There’s quite a few similar tales such as this one and this one. And this blog post has an excellent, far better than YouTube’s own, rundown of what’s not permitted content. It’s pretty commonsense stuff, but algorithims are not always commonsense.

So what can a content creator do? Here’s some ideas:

  1. Understand the terms of service. Content creators must understand the terms of service of their platform and work well within those terms. For example, Facebook pages may not “include third-party products, brands or sponsors” and apparently, the cover image may not include contact details or excessive text. YouTube has similar guidelines, as do all the others. There are also a lot of rules around competitions. These are not all of the platform’s making, and are generally pretty sensible and easy to comply with. Do note what you’re agreeing to for copyright and privacy though; everything you post on Facebook means you grant them a “non-exclusive, transferable, sub-licensable, royalty-free and worldwide licence to host, use, distribute, modify, run, copy, publicly perform or display, translate and create derivative works of your content.
  2. Understand why the terms of service are there. Corporates have rights too. They may be legally liable for the consequences of content created on their platform, or at least take a reputation hit. They don’t want advertisers paying for false traffic. And they have a vision for their platform, which requires the users to work towards…and nobody is forcing you to sign up. It’s helpful to consider the bigger picture behind the terms of service as it helps you comply.
  3. Keep up to date all terms and conditions change, and what was once permitted, may not be. So you need to actually read those update emails and notifications.
  4. Look at real-world cases there will be plenty of examples of platform problems, so read up on them. But note that they will be written from the view of one party only, not usually Big Tech’s perspective so be aware of little-guy underdog bias.
  5. Take note of warnings if you do get a warning, take the time to understand it and take action. You don’t have a right to the service, you’re there so long as you play by the rules.
  6. Run a multi-platform strategy. Problem is, that’s expensive, especially for the smaller creators, and Big Tech actively discourages it so as to focus traffic to their platform alone. For example, many of us have noticed that Facebook seems to bury YouTube links on Pages…so some people create teaser videos just for Facebook, or embed videos into a website page and post that.

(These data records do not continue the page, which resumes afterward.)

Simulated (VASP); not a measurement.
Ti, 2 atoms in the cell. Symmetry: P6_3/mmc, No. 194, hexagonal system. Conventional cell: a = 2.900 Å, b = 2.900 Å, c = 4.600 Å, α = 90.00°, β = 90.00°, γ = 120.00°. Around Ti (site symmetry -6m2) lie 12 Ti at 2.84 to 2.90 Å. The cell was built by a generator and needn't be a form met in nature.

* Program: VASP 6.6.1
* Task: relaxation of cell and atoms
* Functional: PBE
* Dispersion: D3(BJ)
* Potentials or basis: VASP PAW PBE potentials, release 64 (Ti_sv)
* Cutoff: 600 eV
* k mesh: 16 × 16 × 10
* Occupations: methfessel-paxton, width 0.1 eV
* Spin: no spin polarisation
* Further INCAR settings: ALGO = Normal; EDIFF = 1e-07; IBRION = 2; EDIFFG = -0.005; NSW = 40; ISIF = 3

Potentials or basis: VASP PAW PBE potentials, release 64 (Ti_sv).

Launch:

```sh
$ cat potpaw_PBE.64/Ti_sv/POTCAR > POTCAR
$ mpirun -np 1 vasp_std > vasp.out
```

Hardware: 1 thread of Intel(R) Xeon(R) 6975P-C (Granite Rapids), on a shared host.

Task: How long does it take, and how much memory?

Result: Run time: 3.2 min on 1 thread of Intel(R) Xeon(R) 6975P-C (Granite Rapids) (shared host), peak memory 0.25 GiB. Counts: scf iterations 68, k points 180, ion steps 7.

Big Tech platforms are now in the same realm as the postal service, bank loans, telephony, and other critical services businesses build their operations around In all those cases your business can certainly be denied access to the service, but only after serious misconduct, and there’s always a way to have your case heard, often with an independent overseer to abirtrate disputes. Not just instant denial, fill out a form, hope and if it doesn’t work out, lose everything forever.

If you sign up for a building lease for your business, you don’t expect to arrive one morning to find the building and all your equipment has vanished…so too, the tech platforms should have a responsbility to engage with their customers in the case of issues even if it’s a free service. Nor do you expect to find the rent doubled overnight.

The problem for content creators is not that the rules exist, it is the enforcement without adequate communication.

So it seems to me that content creators have no real choice but to rely on Big Tech, and very little chance to mitigate the risk of that reliance. I’m no fan of red tape, but seems to me this is one area where a bit of regulatory oversight might solve that problem. What are your thoughts?